Morocco faces an environment of potential growth and almost certain threats. The conflict in the Western Sahara coincides with cooperation agreements between Morocco, the US and Israel. Spain and the EU continue to be pressured through unconventional means with consequences to diplomatic relations, including Algeria. Attempts at pushing Moroccan influence will almost certainly be carried out in an unstable environment.
It is likely that aggressive action by Morocco with the Polisario is going to be reactive in the following 12 months. The favourable status-quo reduces the need to carry the initiative in the conflict to maintain Moroccan influence.
- Recent security cooperation agreements provide Morocco with a long-term capability to wage a low-intensity conflict. Acquiring armed UAV’s and intelligence cooperation reduces the capacity of the Polisario front to strengthen capabilities and carry out attacks.
- The Polisario is likely going to increase aggressive action. The resumption of hostilities is an opportunity to re-establish constant pressure to Moroccan influence and presence in the Western Sahara. Algerian support to the Polisario is likely going to increase given the UAV targeting of 3 civilians.
- The increase of foreign investments increases the attractiveness of maintaining a low-intensity conflict. Morocco will almost certainly take aggressive action. Simultaneously, it is almost certainly not in Moroccan interests to increase the likelihood of investment reduction due to security concerns.

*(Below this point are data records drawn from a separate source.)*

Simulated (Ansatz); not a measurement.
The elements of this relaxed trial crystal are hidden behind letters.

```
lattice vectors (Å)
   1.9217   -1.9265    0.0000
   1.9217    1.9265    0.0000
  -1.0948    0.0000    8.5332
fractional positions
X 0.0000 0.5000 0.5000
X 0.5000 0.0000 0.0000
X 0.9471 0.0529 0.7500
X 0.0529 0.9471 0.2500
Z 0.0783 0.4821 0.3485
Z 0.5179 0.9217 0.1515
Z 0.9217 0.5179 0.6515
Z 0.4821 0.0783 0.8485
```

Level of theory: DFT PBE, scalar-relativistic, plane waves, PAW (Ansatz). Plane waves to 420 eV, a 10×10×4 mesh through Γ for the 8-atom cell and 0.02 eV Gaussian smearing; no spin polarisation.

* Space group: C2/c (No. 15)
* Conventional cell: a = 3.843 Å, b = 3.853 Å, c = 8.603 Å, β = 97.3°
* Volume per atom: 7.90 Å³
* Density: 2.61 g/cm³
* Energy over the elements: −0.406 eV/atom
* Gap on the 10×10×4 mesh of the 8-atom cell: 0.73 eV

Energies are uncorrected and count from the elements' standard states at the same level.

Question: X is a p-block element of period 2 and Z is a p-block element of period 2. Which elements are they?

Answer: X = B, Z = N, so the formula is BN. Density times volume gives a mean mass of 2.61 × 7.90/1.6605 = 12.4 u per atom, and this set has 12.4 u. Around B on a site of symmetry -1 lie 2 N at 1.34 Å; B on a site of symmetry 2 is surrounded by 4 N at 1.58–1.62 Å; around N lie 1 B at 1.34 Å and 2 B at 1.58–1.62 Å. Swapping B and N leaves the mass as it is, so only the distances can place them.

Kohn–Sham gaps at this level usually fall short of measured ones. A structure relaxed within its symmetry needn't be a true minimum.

It is likely that pressure placed by Morocco on Spain will attempt to stay out of the umbrella of the EU. The conditions of the Spanish-Moroccan relationship provide an opportunity for Moroccan influence to pressure Spain and avoid an intervention by the EU.
- The degree of mutual-cooperation with the EU is likely not enough to sustain attempts at increasing Moroccan influence. The balance between economic subsidies and the control of frontiers likely gives Morocco a limited margin of action against the EU as an organisation.
- The cooperation agreements and relationship between Spain and Morocco is likely asymmetric. The control of border flows and maritime expansionism in Spanish EEZ are indicators of the significance of Moroccan influence. Spanish dependence on Moroccan cooperation for security purposes is likely projected in the degree of secrecy and lack of public reaction by the Spanish government.
- Actions will highly likely be directed through soft-power means to increase the uncertainty of reactions. Moroccan influence will likely avoid aggressive kinetic action against Spanish or EU interests and remain in a blurred cooperative position. Morocco almost certainly needs to maintain the cooperation of the US, a NATO member.
The unstable environment in the Sahel and North Africa likely forces an increase in the readiness of Morocco. An increase in Moroccan influence in the Maghreb depends on a minimal degree of environmental stability and capability of reaction
- Moroccan dependence on the imports of resources creates a long-term need to re-address the security of energy capacity. 90% of energy usage originates from imports and stopping the flow of Algerian gas likely created a minimal deficit in energy consumption.
- The long-term conditions of an LNG pipeline from Nigeria almost certainly force Morocco to secure current capabilities in the next 12 months. Direct aggression is likely prevented in investments through the US and Israel. The foreign industrial investments in the Dakhla zone of the Western Sahara increase the likelihood of states intervening to protect respective interests. As a consequence, Morocco is insured against attempts to de-stabilise any long term energy strategy.
- The increase in relevance in the Sahel make it likely that Morocco’s role will increase from a geographical perspective. Concerns of Hezbollah financing the Polisario and Israel using Morocco as an entry to Africa are indicators of the regions strategic importance. The combination of industrial investments and security cooperation make it highly likely that resources are a driver of the increase in Morocco’s geographic and geopolitical relevance.